There are many issues with contemporary academia; most
scholars seem to acknowledge this, although their particular opinions on the
issues and causes vary as much as Justice Kennedy’s opinions on the U.S. Supreme
Court. I’ve been thinking about academia alot[1]
lately; as a person who fancies himself a philosopher, and as a recent BA
graduate, I have been thinking about the nature and interrelation of things
such as “academia”, “the intellectual life”, and “philosophy”. Academia seems
to maintain it has a monopoly upon the practice, or “profession” and “teaching”,
of philosophy. But can “philosophy” really be a day-job? Can “philosophy”
really be taught? Or does the nature of teaching philosophy actually corrupt
the very nature of what is claimed to be transmitted? In other words, are the
phrases “professor of philosophy”, “teacher of philosophy”, and “student of philosophy”
actually contradictions in terms? Can “philosophy” be transmitted from teacher
to student, or must it be practiced individually by the philosopher? What is
the nature of that which is being
transmitted from teacher to student, and is it true philosophy, or merely the
faint resemblance of true philosophy, the outer appearance of true philosophy
obscuring the essential corruption wrought by positivistic historical
commentators?
Well if you cannot tell my answer to those questions, then
you may need to take rhetoric lessons before you pursue authentic philosophy.
In short, I think that philosophy cannot be taught or transmitted, that the
very act of transmission properly
understood corrupts the nature of the philosophical method, and that to
understand philosophy, one must be a philosopher himself, one who analyzes the
arguments of others in a dialectic of honesty in pursuit of truth. Such a
methodology precludes “teaching” and necessitates active participation—“philosophizing”.
Philosophy can only be philosophized among philosophers; it cannot be
transmitted from teacher to student in an allegedly “philosophical” tradition,
for such a tradition necessarily precludes authentic philosophy. Philosophy is
better understood as a verb than a noun; the notion of “teaching” philosophy relies
on the concept of philosophy as a positive corpus of thought produced by
notable thinkers which can be dissected and fed to malleable students often
incapably of true philosophy. Such academic passivity precludes philosophical
activity.
The academy presses scholars by capitalist production to “produce”
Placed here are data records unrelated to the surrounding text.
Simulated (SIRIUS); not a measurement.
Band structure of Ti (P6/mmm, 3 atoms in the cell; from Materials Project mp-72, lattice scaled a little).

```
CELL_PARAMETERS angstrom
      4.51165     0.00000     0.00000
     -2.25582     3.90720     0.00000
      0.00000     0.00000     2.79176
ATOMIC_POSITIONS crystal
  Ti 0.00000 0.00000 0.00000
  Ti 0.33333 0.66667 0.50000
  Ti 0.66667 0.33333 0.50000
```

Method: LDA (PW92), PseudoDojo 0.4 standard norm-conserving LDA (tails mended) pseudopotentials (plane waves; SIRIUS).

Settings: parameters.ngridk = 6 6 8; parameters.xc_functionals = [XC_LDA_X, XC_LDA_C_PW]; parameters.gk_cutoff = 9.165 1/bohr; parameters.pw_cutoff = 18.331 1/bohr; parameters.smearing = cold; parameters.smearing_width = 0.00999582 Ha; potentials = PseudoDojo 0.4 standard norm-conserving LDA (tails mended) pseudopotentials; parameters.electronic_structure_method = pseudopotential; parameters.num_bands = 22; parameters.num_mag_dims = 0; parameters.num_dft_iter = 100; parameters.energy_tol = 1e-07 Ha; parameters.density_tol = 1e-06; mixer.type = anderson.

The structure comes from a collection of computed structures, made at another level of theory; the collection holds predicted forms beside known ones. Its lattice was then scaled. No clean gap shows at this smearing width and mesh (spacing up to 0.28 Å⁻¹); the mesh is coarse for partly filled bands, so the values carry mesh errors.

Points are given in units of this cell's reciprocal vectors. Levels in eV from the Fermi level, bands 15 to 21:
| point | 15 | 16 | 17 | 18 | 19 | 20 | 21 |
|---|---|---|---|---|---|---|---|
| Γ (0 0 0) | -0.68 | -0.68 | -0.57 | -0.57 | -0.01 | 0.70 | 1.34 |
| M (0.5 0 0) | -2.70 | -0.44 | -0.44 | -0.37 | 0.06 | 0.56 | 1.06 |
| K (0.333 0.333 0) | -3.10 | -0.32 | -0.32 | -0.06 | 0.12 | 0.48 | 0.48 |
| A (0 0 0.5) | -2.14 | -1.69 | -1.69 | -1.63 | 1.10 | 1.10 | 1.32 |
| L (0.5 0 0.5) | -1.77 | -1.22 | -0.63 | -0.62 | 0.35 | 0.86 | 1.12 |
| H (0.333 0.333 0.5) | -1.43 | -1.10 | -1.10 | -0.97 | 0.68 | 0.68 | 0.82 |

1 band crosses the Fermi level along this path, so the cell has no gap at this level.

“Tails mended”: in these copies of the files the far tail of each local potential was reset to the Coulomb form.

intellectual fruit through rigorous publishing requirements, which strangle
genuine insight—that which must wait for the whim of the intellectus. Therefore academia is doomed to be positivist &
merely historically descriptive, which has lead to its irrelevance and to the distortion
of philosophy and the corruption of the very thinkers’ methodology.
Intellectual ideologies such as Radical Feminism and Neo-Thomism
are not based on intellectus or ratio, but on anger and on the desire
for bringing about a radical new world which they have envisioned as ideal, not
so much as a result of their philosophy but as a goal towards which quasi-argumentative
constructs which they would consider “philosophy” have been formulated. Since
their conclusions have been preformulated, these “scholars” must conform
reality and the free dialectic of truth to their narrow path toward their pre-ordained
esoteric revelations. These movements (insofar as they can be classified as
coherent “movements”) are not based on the quiet contemplation and intellectual
activity of the truly philosophical life, but are falsifications of honest
dialectics and are thereby disbarred from the category of authentic philosophy.
[1] I firmly hold that “alot”
is a true word, due to continuous popular usage and the nature of verbal
contraction as proven time and again with words such as “to-day”. I have
accordingly chosen to revert my autocorrect.